Americans may not be saving enough for retirement, according to multiple analyses, but an increasing number are participating in work-based retirement savings plans and those assets growing, especially in IRAs, the Employee Benefit Research Institute reports.
Its latest analysis of individual retirement plans, based on 2016 data, EBRI says more than 79.4% of family heads eligible to participate in a defined contribution (DC) plan at work did so, up from 78.7% three years earlier. The percentage of families owning IRAs or Keogh plans rose to just under 30% from 28.1% in 2013. In both cases participation was greatest among families who had higher incomes and had achieved higher levels of education.
Average account holdings were just under $168,000 among families with DC plans, up almost 25% from 2013, and were just under $204,000 in IRA/Keogh plans, up just 2% from 2013.
Median account balances, however, were a different story: $43,000 for DC plans, up 13% from 2013, and $53,000 for IRA/Keogh plans, up 3% from 2013.
EBRI explains that IRA assets are greater than DC plan assets in large part because of rollovers from DC plans. By 2016, Americans had amassed $7.85 trillion in IRAs versus $5.56 trillion in DC plans. Rollover IRAs had the largest share of IRA assets, at 46.2%, followed by traditional IRAs at 37.5%, Roth IRAs at 14.6% and Keogh plans at 1.75%.
EBRI calls the combination of IRA/Keogh accounts and defined contribution plans “individual account” retirement plans and notes that in 2016 they accounted for 68% of families’ financial assets, up from less than 45% in 1992.
“Not only do individual account assets make up a large portion of the financial assets of those that own them, but families with individual account assets have substantially higher levels of net worth than those without them,” said Craig Copeland, Senior Research Associate at EBRI, in a statement.
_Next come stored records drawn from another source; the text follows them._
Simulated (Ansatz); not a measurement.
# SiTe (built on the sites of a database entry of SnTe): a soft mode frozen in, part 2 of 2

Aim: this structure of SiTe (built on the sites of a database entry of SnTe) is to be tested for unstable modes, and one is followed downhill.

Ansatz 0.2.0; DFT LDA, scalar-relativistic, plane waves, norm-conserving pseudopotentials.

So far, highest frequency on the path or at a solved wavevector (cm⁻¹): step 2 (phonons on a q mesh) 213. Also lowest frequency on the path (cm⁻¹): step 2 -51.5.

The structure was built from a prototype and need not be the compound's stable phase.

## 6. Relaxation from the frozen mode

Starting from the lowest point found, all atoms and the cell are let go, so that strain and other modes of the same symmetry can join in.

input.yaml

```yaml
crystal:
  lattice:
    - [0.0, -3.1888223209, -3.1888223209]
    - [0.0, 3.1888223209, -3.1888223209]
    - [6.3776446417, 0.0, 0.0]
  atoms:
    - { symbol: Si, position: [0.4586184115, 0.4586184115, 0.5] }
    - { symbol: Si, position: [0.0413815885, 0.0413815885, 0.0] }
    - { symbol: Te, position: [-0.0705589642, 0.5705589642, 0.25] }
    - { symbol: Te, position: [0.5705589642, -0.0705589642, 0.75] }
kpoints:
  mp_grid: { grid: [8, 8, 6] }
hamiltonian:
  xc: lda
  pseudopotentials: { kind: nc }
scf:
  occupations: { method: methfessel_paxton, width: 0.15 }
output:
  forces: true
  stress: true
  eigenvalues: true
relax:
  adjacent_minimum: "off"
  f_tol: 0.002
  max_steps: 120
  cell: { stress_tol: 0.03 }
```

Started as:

(Related: GAO: Overhaul Entire US Retirement System)
He noted that that the median net worth of those owning IA assets was $249,950 in 2016, compared with $19,200 for families without such assets. In addition, families with IA assets are also more likely to own a home than those without these assets. “Individual account assets are clearly an important source of assets for families that own them.”
They represent the largest share of financial assets for families with a head of household age 35 to 64 and with incomes between $25,000 and $100,000 and networth worth between the 25th and 90th percentile.
Given the importance of individual account plans in the finances and net worth of so many American families, EBRI warns that “any policy that alters this system could have consequences … for Americans’ ability to fund a comfortable retirement.”